Those heading to Trinidad's carnival are already anticipating the fetes and the carousing, the calypso tents and the pan yards, the masquerade and the music. J'ouvert beckons and the posse at the dam that's been religiously running at 5:30 on mornings had better hope their legs are in shape. Carnival veterans know there is another reason to make BWIA's "milkrun" if you weren't lucky to get on the straight flight. Those flying South for the first time, and those trying to buy tickets this week may discover the best reason of all to visit Trinidad.

The food. Yes, food. Like its rhythmic soca music, Trinidad's food is a sensual blend of many cultures. A mouth-watering melange of Amerindian, African, East Indian, Chinese, Middle Eastern and European flavors combine in recipes that offer a healthy variety of the most exotic food in the Caribbean. Carnival is as good a time as any to savor the many delights in food Trinidad has to offer. Food shacks ring the Savannah, where much of the bachannal takes place. Street vendors, all sanctioned by the board of health, offer a broad choice in one of the safest cities in the Caribbean to buy roadside food. Doubles, saucy, curried chick peas spread between two (thus the term "doubles") lightly flavoured breads called Barahs, is an Indian-influenced street food widely eaten as a lunch on the run. Look for aloo pies, katchowrie, sahina and pollouri, seasoned breads eaten with mango or tamarind sauces, and invariably, a dose of pepper sauce.
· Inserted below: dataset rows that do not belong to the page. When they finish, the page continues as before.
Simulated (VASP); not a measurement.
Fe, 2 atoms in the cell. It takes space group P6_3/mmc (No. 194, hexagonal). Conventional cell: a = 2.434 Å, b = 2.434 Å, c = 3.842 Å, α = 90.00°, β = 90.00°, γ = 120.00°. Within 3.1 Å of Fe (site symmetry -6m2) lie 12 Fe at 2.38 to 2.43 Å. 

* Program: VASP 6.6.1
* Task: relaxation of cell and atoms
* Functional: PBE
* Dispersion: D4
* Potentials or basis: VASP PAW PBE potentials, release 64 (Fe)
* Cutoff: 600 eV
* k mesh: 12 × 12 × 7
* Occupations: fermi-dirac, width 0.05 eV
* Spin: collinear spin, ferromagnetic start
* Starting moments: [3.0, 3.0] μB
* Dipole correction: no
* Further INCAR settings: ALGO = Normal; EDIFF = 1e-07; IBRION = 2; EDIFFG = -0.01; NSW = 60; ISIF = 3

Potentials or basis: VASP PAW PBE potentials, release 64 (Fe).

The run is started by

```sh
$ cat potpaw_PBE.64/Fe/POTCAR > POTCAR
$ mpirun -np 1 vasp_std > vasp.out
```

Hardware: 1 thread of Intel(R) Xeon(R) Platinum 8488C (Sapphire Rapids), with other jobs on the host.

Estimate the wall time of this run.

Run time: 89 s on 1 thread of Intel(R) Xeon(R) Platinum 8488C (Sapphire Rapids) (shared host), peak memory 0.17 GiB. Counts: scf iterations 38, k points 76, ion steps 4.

One of the most delicious and popular foods to be found everywhere is the Roti. A complete meal, roti consists of a delicate Indian flat bread filled with curried beef, chicken, goat, shrimp or vegetables. Curried potatoes and chick peas are added and the bread is folded over everything to creat a crepe. The bread, called Dhalpourri, is made of two flat thin layers of dough seasoned with ground split peas in the middle. Dhalpourri is still baked on iron rolling stones heated over coal pots. Other breads used with the curried meats, are the paratha, aloopourri and bus-up-shot.

Rotis are the cheapest complete meal you can buy, ideal for lunch or an informal dinner. Specialty roti shops do brisk business. In St. James, along the Western Main Road, and Back Chain Street in San Juan, you'll find what might be called "roti rows." The Hot Shoppe, near the Trinidad and Tobago T.V. station, and Monsoon on Tragerete Road are reliable and popular restaurants for roti lunches. A day at the beach should include fried shark and bake.

The deep fried roll and thick fish steak are doused with ever handy hot pepper sauce, and downed with a Carib beer. These hot sauces are usually mustard or oil based, and may contain or pawpaw, lime, onions and plenty of hot, yellow variety of pepper that grows all over the islands. On Tobago beaches ask for curry crab and dumpling if you want your palate to experience heaven.

Adventurous travelers may discover out-of-the -way and often unassuming places serving serious local food: Buljol, salted codfish, onions tomatoes and hot pepper, related to the Portugese dish bacalao; Coocoo, a dumpling of cornmeal and ocra; Callaloo, pureed ocra and spinach that taste very different from what Jamaicans call callaloo; and Peleau, rice and peas spiced with cinnamon, allspice and any number of secret ingredients such as coconut milk or red wine, depending on the cook. Corn Soup in Trinidad is found everywhere, and the competition ensures that not one is disappointing.

Where sugar is produced, sweet tooths are rampant. Jamaicans know about Tamarind balls, a wicked idea invented to confuse the tongue, and Tooloom, your Bustamante balls. But in Trinidad confectionaries get real exotic. Indian inspired sweets include Kurma, a sweet dough dropped in oil and fried until crisp. Then there is Jilebi, Ladoo, Maleeda and Sawaine.

Oysters are another roadside victual, feeding Trinidadians' belief in their aphrodisiac qualities. And while health codes now prevent vendors from selling the mollusks in their shell, oyster cocktails have become as popular as the oyster plate that once allowed the aficionado to suck themm out. The oysters are dressed in a sauce of hot pepper, tomato ketchup and vinegar. So those who visit Trinidad to preview Jamaica's carnival now have something else to practice besides wining and jamming. After all, any Trinidadian will tell you there is an art to eating.